Anne F. Smith and Janette Simmonds looked at religion and help-seeking. Their study examined whether different groups of religion (mainstream, alternative, and no religion) encouraged more or less help-seeking behaviors. The mainstream religions included Christianity, Judaism, and Islam. The alternative religions were defined as Paganism, some forms of Buddhism, Wicca, and New Age spirituality. The no religion group were agnostic, atheist, no religion, and rationalists. Smith and Simmond’s results showed that majority of the participants agreed that religious beliefs should be taken into account. Every religion agreed counseling was beneficial, yet tended to all say they would seek guidance from a personal relationship before seeking professional help.
The mainstream religion group stated that they would seek help from a priest more than the other religious groups claimed. The alternative religious group claimed that they would seek help from a psychic more so than the other religious groups said they would. The non-religious group stated that they would seek help from a relative and friend more than the other groups. Why do people tend to find professional help acceptable in society, yet do not choose that as their way of seeking help? Smith and Simmonds state that it is possible that people prefer to working issues out with close friends and relatives and then seek out professionals.
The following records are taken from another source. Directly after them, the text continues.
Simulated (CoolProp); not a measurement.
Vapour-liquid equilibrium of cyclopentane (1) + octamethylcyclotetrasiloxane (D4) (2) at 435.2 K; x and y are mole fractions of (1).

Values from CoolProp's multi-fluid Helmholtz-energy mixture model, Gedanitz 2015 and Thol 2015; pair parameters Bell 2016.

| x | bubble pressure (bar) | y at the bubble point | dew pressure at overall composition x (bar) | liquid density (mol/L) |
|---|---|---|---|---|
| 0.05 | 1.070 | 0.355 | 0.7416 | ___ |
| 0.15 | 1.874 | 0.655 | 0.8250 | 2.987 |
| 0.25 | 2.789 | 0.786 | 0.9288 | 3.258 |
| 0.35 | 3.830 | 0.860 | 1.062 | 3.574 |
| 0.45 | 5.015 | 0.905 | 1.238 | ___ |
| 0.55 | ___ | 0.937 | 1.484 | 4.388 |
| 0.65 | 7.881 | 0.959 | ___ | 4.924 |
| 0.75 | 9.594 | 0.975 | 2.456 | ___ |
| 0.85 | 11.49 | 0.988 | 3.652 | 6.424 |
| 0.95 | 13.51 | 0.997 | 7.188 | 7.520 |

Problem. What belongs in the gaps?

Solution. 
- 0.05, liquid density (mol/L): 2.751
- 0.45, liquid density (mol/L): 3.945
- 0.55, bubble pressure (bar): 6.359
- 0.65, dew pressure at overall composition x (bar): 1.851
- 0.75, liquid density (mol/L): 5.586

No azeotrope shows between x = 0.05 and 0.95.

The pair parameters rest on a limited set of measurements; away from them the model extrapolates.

Where do individuals of the belief systems stand when it comes to paranormal beliefs? The nonreligious group resulted in having the lowest amount of paranormal belief (Traditional Religious Belief, Psi, Witchcraft, Spiritualism, Extraordinary Life Forms, and Precognition). The mainstream religions had higher belief in traditional religious beliefs. The alternative religions had higher belief in Witchcraft, Psi and Precognition.
Who do you tend to seek help from and does religion or the state of no religion play a role?
Submitted by: Jossalyn DeLeon
Reference: Smith, A. F., & Simmonds, J. G. (2006). Help-seeking and paranormal beliefs in adherents of mainstream religion, alternative religion, and no religion. Counselling Psychology Quarterly, 19, 331-341.